Scheme's dynamic-wind serves the same purpose as unwind-protect (except with entry conditions as well, since a continuation could suddenly return into your protected code), and plays nicely with continuations. I'm not sure about the details, though.
Thanks for that, pretty interesting. I guess that makes writing entry and exit conditions a little more interesting, since they could end up being invoked multiple times.
The only thing that seems to affect, going by comments, is the conversion from characters to integers and vice versa. If that's the only actual problem, there are only about ten places in the Arc code that need some replacement fix.
Okay, can someone point me at a good tutorial that talks about how we're supposed to commit with git push?

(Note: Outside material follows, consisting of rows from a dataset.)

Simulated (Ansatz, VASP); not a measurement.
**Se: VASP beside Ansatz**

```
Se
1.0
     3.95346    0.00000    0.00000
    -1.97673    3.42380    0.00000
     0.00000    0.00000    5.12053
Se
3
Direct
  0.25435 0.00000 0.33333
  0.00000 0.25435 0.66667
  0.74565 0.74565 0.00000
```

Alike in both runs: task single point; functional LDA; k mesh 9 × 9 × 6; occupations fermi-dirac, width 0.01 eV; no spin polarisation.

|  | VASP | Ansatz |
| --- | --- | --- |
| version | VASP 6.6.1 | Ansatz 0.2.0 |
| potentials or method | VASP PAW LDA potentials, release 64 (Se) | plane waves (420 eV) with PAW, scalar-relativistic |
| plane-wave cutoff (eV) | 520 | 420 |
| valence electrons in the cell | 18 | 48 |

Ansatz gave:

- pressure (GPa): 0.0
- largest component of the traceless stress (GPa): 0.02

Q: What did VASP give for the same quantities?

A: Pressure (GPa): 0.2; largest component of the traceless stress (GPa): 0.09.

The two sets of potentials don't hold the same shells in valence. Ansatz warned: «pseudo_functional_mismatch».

No matter what I do, I can't seem to clear the warnings given by git status:
I've tried the helpfully suggested lines it mentions:
git reset HEAD import.arc
git reset HEAD lib/import.arc
git rm import.arc
git add lib/import.arc
and git push at various times, and I can't seem to get it to stop warning me about things I need to do, and no matter how many times I git push, nothing seems to change on the web summary. Is there some equivalent of the basic 'svn commit -m "comment" ' that does the trick?
Git makes a distinction between your local repository and remote repositories. You have to commit your change to your local repo before you can push it to the remote one. So first you "git commit," then you "git push."
The total workflow goes something like this:
git clone git://nex-3.com/arc-wiki.git
emacs lib/import.arc # Make your edits
git add lib/import.arc # Schedule lib/import.arc for committing
git commit # Commit lib/import.arc to your local repo
git push # Push your local changes to the remote repo
The "git add" step is due to a little idiosyncrasy of Git where "commit" doesn't commit any changes you don't explicitly tell it to via "git add." You can also do "git commit -a" to automatically add all changes before you commit.
Also, "git commit" takes the same -m parameter that "svn commit" does.
The import.arc stuff is a sketch. One of it's many shortcomings is that if you define a function blah and then use it from inside the same module/file, it won't be able to find blah, because it's been silently renamed |modulename blah| .
The problem you're having seems to be different, though.
After looking, I realize that my testing process was masking a bug where I didn't change some symbol dereference. It's fixed now on my machine, but I'm new to git, and not sure what I need to do to make it show up in the repository. I did git push, but that doesn't seem to have made it appear in the commit list.
EDIT: okay, nex3 helpfully explained things to me, so this fix is in the arc-wiki repo now. It still doesn't change use points, though, as mentioned above.
Replying to myself because it seems as good a place as any...
We could walk the tree of a module and patch up any symbols we find that were referenced in a def or mac, but that's not a clean solution, since it can't find all actual calls (something could be building up names, for example, which we'd never find by walking the tree).
What this means is that any module system built right now, as far as I can tell, will have to require support from those writing the modules, but since renaming modules is implicit in how import.arc works at the moment, there's no way to know what the call should look like, for the module programmer. I can't see any way around this except to change Arc itself to make function and macro definitions respect lexical boundaries, rather than all being bound at the top level. Until that change is made, all we can do is fake a module system.
It's because the ~: syntax is expanded at evaluation time, not at read-time. The Arc compiler looks at each symbol, and if it has one of those characters, it splits on the :, wraps in (compose ...), and adds a (complement ...) form every time the section begins with ~.